The case concerned an Austrian company purchasing goods from Austrian suppliers. The goods were physically transported directly from Austria to other EU Member States. From a business perspective, this looked like a standard intra‑EU supply and acquisition (ICS/ICA).
The problem was simple but costly. The buyer used its Austrian VAT number because it was not registered for VAT in the Member States where the goods actually ended up. As a result, the intra‑Community acquisitions were not reported in the countries of destination.
During a tax audit, the Austrian tax authorities imposed VAT consequences on both sides of the transaction:
- Austrian suppliers were not allowed to apply the 0% VAT rate and correctly charged Austrian VAT on their invoices (even though, in substance, the supplies were intra‑EU).
- The buyer was treated as having made a so‑called “number‑based” intra‑Community acquisition in Austria, under Article 41 of the VAT Directive, purely because it used an Austrian VAT number. At the same time, it was denied the right to deduct the VAT.
The taxpayer argued that this resulted in unacceptable double taxation and breached the principle of VAT neutrality. The Court disagreed.

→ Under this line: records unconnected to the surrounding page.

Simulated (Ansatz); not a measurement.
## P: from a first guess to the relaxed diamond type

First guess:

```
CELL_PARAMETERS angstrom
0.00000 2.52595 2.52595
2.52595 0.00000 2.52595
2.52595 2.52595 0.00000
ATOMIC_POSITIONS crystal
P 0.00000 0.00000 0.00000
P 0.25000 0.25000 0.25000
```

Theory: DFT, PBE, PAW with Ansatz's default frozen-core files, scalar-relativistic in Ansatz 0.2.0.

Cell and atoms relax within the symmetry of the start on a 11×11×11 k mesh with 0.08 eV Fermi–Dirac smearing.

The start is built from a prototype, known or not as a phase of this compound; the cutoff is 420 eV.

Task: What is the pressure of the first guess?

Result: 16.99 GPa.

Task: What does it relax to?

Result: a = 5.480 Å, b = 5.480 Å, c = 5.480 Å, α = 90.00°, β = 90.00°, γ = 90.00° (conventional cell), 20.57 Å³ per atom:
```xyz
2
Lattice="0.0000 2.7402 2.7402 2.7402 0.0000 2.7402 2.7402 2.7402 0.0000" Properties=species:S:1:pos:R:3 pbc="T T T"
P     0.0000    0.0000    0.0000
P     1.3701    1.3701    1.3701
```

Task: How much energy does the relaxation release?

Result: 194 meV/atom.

What did the Court decide?
The Court confirmed that:
- VAT due because it is shown on an invoice (Article 203 of the VAT Directive), and
- VAT due by the buyer because an Austrian VAT number was used (Article 41 of the VAT Directive)
are two independent legal mechanisms. They serve different purposes and may apply at the same time – even if the combined effect is financially very painful for the taxpayer.
In simple terms, the fact that VAT was incorrectly charged by the supplier does not protect the buyer from the consequences of using the wrong VAT number.
The Court noted that VAT neutrality is preserved “in theory”, because the invoice can be corrected and VAT can be reclaimed from the supplier or, ultimately, from the tax authorities. In practice, however, such corrections are often time‑consuming, disputed or commercially unrealistic.
Why does this matter outside Austria – especially in Poland?
Polish tax authorities are particularly sensitive to the correct reporting of cross‑border transactions. In recent years, audits increasingly rely on data comparisons and automated checks rather than only on documents provided by taxpayers. This focus will only grow with the introduction of KSeF (mandatory structured e‑invoicing) and further reporting tools.
The Court’s judgment fits into a broader line of EU case law showing that errors in the VAT treatment of international transactions can be very expensive – even where there is no fraud and the business acted in good faith.
What is worth checking after this judgment?
From a practical perspective, the case is a strong warning signal. Businesses involved in cross‑border trade should review, in particular:
- whether the VAT numbers used in transactions actually match the country where transport ends,
- whether commercial, logistics and accounting teams understand the VAT consequences of using a “default” or head‑office VAT number,
- whether internal procedures address situations where suppliers cannot apply the 0% VAT rate,
- whether VAT returns, Intrastat, local SAF‑T files and (soon) KSeF data tell a consistent story.
Errors in this area are increasingly easy for tax authorities to spot. The T‑638/24 judgment is another reminder that it is better to identify and fix them internally – before a tax authority’s systems do it for you.